Connecting the Research for Performance Poetry Essays

‘Ethnographic fieldwork must be designed accordingly, comprehending and exploiting the logics and peculiarities of digital media.’ (Airoldi, 2018)

This week, I started with demolishing my first pitch and inventing a media niche that I am better equipped to study. Instead of creating a Poetry Youtube account, which would be too difficult, I will be writing and posting investigative essays on the spoken word videos I watch – dismantling, praising and reviewing the meaning of the poems.

At the heart of my DA, I am producing a foundation of strong ethnographic research first. In narrowing my field site, I am building connections in the world of online spoken word poetry, noting both human and non-human factors. The field site is ‘the lived experience of a network of relations’. (Moore, 2020)

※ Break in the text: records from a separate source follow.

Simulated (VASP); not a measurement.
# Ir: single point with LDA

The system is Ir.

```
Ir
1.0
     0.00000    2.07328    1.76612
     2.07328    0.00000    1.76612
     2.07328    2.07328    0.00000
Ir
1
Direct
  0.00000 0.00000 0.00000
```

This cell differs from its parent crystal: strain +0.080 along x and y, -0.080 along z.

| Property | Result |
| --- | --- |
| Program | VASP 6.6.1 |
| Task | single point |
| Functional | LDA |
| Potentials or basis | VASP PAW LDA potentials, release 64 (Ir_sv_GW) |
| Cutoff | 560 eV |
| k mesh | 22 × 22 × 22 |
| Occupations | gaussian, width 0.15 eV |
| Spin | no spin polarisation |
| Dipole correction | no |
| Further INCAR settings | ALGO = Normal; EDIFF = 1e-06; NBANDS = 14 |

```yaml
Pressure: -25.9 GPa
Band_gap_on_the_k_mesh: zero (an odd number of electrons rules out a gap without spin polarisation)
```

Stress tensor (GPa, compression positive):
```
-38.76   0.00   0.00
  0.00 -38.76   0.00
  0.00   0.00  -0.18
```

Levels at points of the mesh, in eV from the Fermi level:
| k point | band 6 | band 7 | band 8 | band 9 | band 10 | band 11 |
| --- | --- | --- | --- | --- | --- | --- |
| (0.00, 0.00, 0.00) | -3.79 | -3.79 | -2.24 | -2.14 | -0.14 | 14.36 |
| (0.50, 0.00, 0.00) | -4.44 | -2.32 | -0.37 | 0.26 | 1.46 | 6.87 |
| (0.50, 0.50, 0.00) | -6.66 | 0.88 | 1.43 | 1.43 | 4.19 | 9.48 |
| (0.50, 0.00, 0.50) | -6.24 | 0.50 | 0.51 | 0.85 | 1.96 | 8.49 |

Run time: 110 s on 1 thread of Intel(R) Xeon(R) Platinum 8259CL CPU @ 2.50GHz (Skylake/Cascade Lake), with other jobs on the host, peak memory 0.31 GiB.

Through branching off people, communities, fans, artists, slam organisations, personas, things, content, motivations, agency, places, websites, blogs, online platforms and social media, I am identifying a holistic mapping of the field site. ‘Field site’ details the ‘stage on which the social processes under study take place’. (Burrell, 2009)

Mapping the field site of Performance Poetry and Online Essays

I am looking critically at what socio-cultural message the artist delivers, how we consume it, where we consume it, who consumes it and what implications the consumption of the poetry has. I am most interested in studying the motivations of my proposed field site.

Significantly, observational research could cover most areas of my field mapping areas. It is, however, most applicable to researching online platforms and watching social media engagement for spoken word videos. Collating observation results from the fans, communities, organisations, audiences of poetry is more achievable than another research method. Additionally; transcription, analysis and interpretation are extremely valuable methods to dissect content and motivations. My case studies are the poetry videos I watch and write essays on, from predominantly Button Poetry artists.

Sarah Kay and Phil Kaye perform ‘When Love Arrives’ at a Button Poetry Event, 2015

Journaling will be a central part of my ethnographic research, and I plan to rely heavily on autobiographical, descriptive and analytical forms of writing. I’m going to break up my essays into these steps:

  • Choose a poem on YouTube to watch (case study)
  • Divide the structural approach to the essay into parts

1. Document and record the first reaction to the poem

2. In-depth analysis of the techniques, theme and overall meaning

3. Write openly, connecting the personal to the cultural,

b) and from social and cultural aspects to the personal

4. Conclude essay with holistic view of my own experience (autobiographical reflection), and the experience of the audience and community (observational research – from YouTube, Instagram and Twitter.)

Through careful and connected ethnographic fieldwork, I aim to present research findings that reveal the true positive effects of spoken word poetry on it’s audience.


References

Airoldi, M., 2018. Ethnography and the digital fields of social media. International Journal of Social Research Methodology, [online] 21(6), pp.661-673. Available at: <https://doi.org/10.1080/13645579.2018.1465622&gt;.

Ardévol, E. and Edgar Gómez-Cruz, E., n.d. Digital Ethnography and Media Practices. [online] Upf.edu. Available at: <https://www.upf.edu/documents/237797533/238831346/Digital_ethnography_and_media_practices.pdf/a6427a17-72cb-2629-0b46-cce0df93e33f&gt;.

Burrell, J., 2009. The Field Site as a Network: A Strategy for Locating Ethnographic Research. Field Methods, [online] 21(2), pp.181-199. Available at: <https://doi.org/10.1177/1525822X08329699&gt;.

Moore, C., 2020. BCM241 Media Ethnographies Blog Post Two. University Lecture presented on YouTube. Media Ethnographies, BCM 241. The University of Wollongong. August 4th, 2020.